The results are relatively meager. Albeit afl found a bunch of crashes,
most of them were variations of
https://sourceware.org/bugzilla/show_bug.cgi?id=25379 (double freeing of
AST variable nodes when there is a syntax error in recursive function).

Another bug that afl found frequently is already known too:
https://sourceware.org/bugzilla/show_bug.cgi?id=25395 (Subpassing
doesn't work when the top node is folded out).

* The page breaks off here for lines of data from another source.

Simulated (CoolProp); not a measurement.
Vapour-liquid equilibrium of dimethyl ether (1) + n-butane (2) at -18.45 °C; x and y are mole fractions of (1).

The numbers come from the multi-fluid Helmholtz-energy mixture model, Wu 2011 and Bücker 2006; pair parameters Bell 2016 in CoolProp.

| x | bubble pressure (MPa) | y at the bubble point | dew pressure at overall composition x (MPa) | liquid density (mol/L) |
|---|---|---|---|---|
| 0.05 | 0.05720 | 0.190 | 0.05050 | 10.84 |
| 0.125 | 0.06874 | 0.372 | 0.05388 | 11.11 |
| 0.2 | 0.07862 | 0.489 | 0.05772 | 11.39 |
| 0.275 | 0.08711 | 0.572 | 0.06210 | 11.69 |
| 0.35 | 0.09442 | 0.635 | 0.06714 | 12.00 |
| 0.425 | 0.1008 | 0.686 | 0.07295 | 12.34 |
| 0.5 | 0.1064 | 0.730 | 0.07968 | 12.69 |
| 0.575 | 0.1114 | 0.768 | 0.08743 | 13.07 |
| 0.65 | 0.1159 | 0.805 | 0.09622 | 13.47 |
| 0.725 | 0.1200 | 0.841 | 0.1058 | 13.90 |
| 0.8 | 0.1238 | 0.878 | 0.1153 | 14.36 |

Then there's the memory exhaustion type of bugs, where afl created a
poke file with a ridiculous number of tokens that cause poke to go OOM
and die with a segfault (see for instance the attached
id:000045,sig:06,src:001301,time:61955701+003661,op:splice,rep:8). I'm
not sure if this can be handled more gracefully, but at least poke
needn't segfault.


Now for the "new" bugs (at least I hope that these are new):

- heap-use-after-free on a poke file that is filled with random binary
  garbage
  POC: poke -L id:000044,sig:06,src:004272,time:67719988,op:havoc,rep:16

- segfault in a nested struct/function definition in pkl_ast_type_equal
  in pkl-ast.c:631:
  poke -L id:000068,sig:06,src:000132,time:32646862,op:ext_UO,pos:179

- segfault in pkl_typify1_ps_op_rela in pkl-typify.c:114 for the
  following file:

--8<---------------cut here---------------start------------->8---
deftype Bar=struct{int i;long j;defun j0=void:{}};defvar b=Bar@ 0#B;
b.j0<0; 
--8<---------------cut here---------------end--------------->8---

- Heap buffer overflow in pvm_execute_or_initialize pvm.jitter:2081 for
  the following malformed file:
--8<---------------cut here---------------start------------->8---
deftype Foo=struct{int i;long j;};defvar a= Foo { i =0O0 };
--8<---------------cut here---------------end--------------->8---

- A bunch of assertions in jitter (see for instance
  id:000079,sig:06,src:000158,time:39603823,op:ext_AO,pos:182).
  However, Jose told me that this is caused by poke not having
  implemented printing binary formats yet.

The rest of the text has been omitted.